# Missile velocity kinematics

1. Jul 3, 2007

### chaoseverlasting

1. The problem statement, all variables and given/known data
There is a target at $$r_0=x_0i+y_0j+z_0k$$ moving with a velocity of $$v=v_xi+v_yj+v_zk$$ wrt a missle launcher. With what velocity should the missile be launched so as to hit the target, and find the equation of trajectory of the missile.

3. The attempt at a solution

I did this using relative velocity.

Let the velocity of the missile be $$v_m=vm_xi+vm_yj+vm_zk$$.

The relative velocity is $$v_{rel}=(v_x-vm_x)i+(v_y-vm_y)j+(v_z-vm_z)k$$.

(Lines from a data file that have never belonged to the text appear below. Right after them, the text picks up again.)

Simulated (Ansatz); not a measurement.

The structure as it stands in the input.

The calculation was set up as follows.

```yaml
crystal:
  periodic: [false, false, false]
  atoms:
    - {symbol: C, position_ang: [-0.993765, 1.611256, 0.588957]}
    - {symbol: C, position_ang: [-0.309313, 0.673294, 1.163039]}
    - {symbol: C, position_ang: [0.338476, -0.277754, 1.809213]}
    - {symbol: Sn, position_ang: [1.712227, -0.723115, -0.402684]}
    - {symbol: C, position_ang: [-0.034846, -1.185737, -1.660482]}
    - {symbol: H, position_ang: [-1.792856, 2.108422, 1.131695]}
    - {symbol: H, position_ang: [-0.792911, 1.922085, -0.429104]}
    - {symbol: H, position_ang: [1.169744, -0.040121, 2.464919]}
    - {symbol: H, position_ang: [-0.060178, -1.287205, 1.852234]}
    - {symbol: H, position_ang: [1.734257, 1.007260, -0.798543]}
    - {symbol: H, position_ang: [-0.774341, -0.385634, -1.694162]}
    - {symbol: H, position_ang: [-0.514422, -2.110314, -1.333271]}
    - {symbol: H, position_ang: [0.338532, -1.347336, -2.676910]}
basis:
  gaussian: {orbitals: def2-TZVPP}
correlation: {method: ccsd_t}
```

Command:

The distance between them is $$r_0$$ and using equations of kinematics, $$r_0=v_{rel}t_0$$, where $$t_0$$ is the time to impact.

Now, here at least one of the two should be constant, either the speed of the missile or the time to impact. Assuming the time to impact to be constant, we get $$v_{rel}=\frac{r_0}{t_0}$$. Since we know the velocity of the target, we can find the velocity of the missile.

Integrating the velocity of the missile wrt t with limits 0 to $$t_0$$, we get the trajectory of the missile. Is this correct? Is there some other way to do this?

2. Jul 3, 2007

### nrqed

It's not clear form your question but I am assuming that the rocket launcher is at the origin and that there is no acceleration at all? (you treat the problem as if it was in space, far from any planet or star?)

I am assuming that the initial position of the target and its velocity are known? But all the components of the rocket velocity are unknown? You are not given the speed of thr rocket?

There is a range of possible answers then. Too many unknowns.

3. Jul 4, 2007

### chaoseverlasting

Yeah. Exactly. Except that rocket velocity is constant. Sorry I didnt point that out. Would this work though, as a general expression?

4. Jul 4, 2007

### arunbg

Like nrqed said, there are too many unknowns in the question. The way I read it, I can visualize a target moving with some specific velocity in cartesian space, and a missile(physics unknown) is fired at it from some location in space. I'm sorry but I can't do much with a question like this. Is this for some game simulation or something?

5. Jul 4, 2007

### prasannapakkiam

well relative velocities won't exactly be the difference... Okay, the speed of the missile is considered to be low...

ANYWAY VECTORS CAN ONLY DENOTE MOVEMENT IN A DIRECTION AND MAGNETUDE. VECTORS DO NOT DEFINE ANY POINT IN SPACE. Although a general equation can be formed, the coordinates of the launcher and the target must be given. Otherwise, for all I know it could be anywhere...

Also like the previous posters have said, an important variable is also the maximum velocity of the launcher can give the missile. If you are counting the sudden acceleration or any other acceleration of the missile, they must be given as this affects the angle or the direction in which you fire the missile...

6. Jul 4, 2007

### chaoseverlasting

As ngred pointed out and I confirmed, the launcher is at the origin. The velocity of the target is a constant. And I know about the vectors. There is no acceleration being taken into account. Everything is "as is". Its a pretty simple thing. Anyway, thanks a lot for your input.

7. Jul 5, 2007

### nrqed

I get almost the same equation.

Another derivation is :

position versus time of the missile:
$$\vec{r}_m = \vec{v}_m t$$

Position versus time of the target:

$$\vec{r}_t = \vec{r}_0 + \vec{v}_t t$$

There is an intercept when the two positions are equal at the same time, so we just set the two equal and isolate

$$\vec{r}_0 = (\vec{v}_m - \vec{v}_t) t$$
which has the opposite sign of your equation (your v relative is v_t minus v_m)

Hope this helps.

8. Jul 5, 2007

### chaoseverlasting

Yes. Thank you. Any ideas on how to go about coding this?

9. Jul 5, 2007

### Dick

10. Jul 5, 2007

### nrqed

Well, if I understand correctly you know the initial position r_0 and the velocity of the target. Just isolate the velocity of the missile:

$$\vec{v}_m = \frac{\vec{r}_0}{t} + \vec{v}_t$$

So you could just pick an arbitrary time "t" and plug it in to find the velocity you want.

You may also want tolook at the link provided by Dick.